In her last column of 2023, Suffolk-based artist, educator and presenter Grace Adam heads from beach to bar and appreciates the visual trickery of Manet’s A Bar at the Folies Bergère
Over the festive season you may have visited a bar or pub or two, though possibly none as glamorous as this one. 140 years ago, Manet painted A Bar at the Folies Bergère and exhibited it at the Paris Salon. Now it can be found in the Courtauld in London amongst an amazing collection of works – all free to visit. Manet would go on to scandalise with Dejeuner sur L’Herbe (1863) and Olympia (1863).

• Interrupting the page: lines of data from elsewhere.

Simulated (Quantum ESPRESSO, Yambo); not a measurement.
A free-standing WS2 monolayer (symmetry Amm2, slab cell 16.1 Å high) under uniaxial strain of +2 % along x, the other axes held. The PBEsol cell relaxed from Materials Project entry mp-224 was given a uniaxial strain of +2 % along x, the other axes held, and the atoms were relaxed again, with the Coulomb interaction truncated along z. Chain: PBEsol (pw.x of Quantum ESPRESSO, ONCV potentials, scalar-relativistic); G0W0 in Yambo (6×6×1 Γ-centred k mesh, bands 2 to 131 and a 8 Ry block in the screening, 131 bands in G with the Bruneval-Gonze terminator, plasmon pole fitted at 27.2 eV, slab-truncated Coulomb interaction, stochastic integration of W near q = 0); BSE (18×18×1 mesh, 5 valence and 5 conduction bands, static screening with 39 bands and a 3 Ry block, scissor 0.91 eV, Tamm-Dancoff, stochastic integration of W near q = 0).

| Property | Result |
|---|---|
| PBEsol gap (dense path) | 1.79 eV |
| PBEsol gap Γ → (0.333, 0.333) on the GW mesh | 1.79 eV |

The Folies Bergère had opened a decade earlier and was frequented by a fashionable boho crowd as well as European royalty, keen to see and be seen. Painters, such as Manet, drank and debated and sketched there.
This crowded noisy bar is a bit of a puzzle. Committed to realism, Manet brings us an authentic bar and a real woman, Suzon working behind it. It’s a real space, well almost.
Leaning on the marble counter, Suzon looks out of the painting, with a vast mirror behind her. She forms a still column under a glittering chandelier, with the globes of modern electric lights and a green-slippered trapeze artist, just her feet and legs dangle into view.
The way that Manet constructs the figure of the woman and places her, anchoring the centre of the image is complex and nuanced. The painter was a huge fan of Velazquez and borrowed his trick of a mirror making any viewer part of the crowd. Suzon wears what is probably a uniform with its lace, tight corset and a corsage. Her grey skirt against the counter forms three triangles; on her arm a gold bangle and round her neck a locket. It seems she was not Manet’s first choice of model, and the painter set up all the props in his studio to create the work.
The real mystery in the painting is the encounter between a tall male customer in a top hat and the waitress, seen as a reflection to our right. Leaning forward slightly, she looks through us, not at us. She’s there, but her mind is far away. Thousands of words have been written about this moment, and whether the position of Suzon and her reflection are even possible. Maybe. Maybe not.
The counter heaves with things to buy. The red triangle logo of Bass Pale Ale is easily visible (bottom left), along with pink, gold, and green bottles of wine, Champagne and peppermint liqueur. In the decade after the Franco-Prussian War, British brands like Bass replaced more familiar German beer brands on French bars. Or Members of the English Jockey Club used to congregate at the Folie-Bergère, and Bass beer was brought in especially for them. Choose which story appeals to you. Is Suzon a commodity too, to be bought and sold? Manet often placed oranges or clementines beside female figures to suggest that they were sex workers.
Here, Manet’s realism is about a new Paris, modern relationships, contemporary spaces, a changing social structure. The painting started life as a much more conventional sketch of a woman leaning on a bar with a readable reflection. He knew exactly what he was doing, creating his odd spatial inconsistencies. His choices of absence and presence only serves to keep us looking, wondering and marvelling at a fascinating painting and a slice of fin de siècle Parisian life.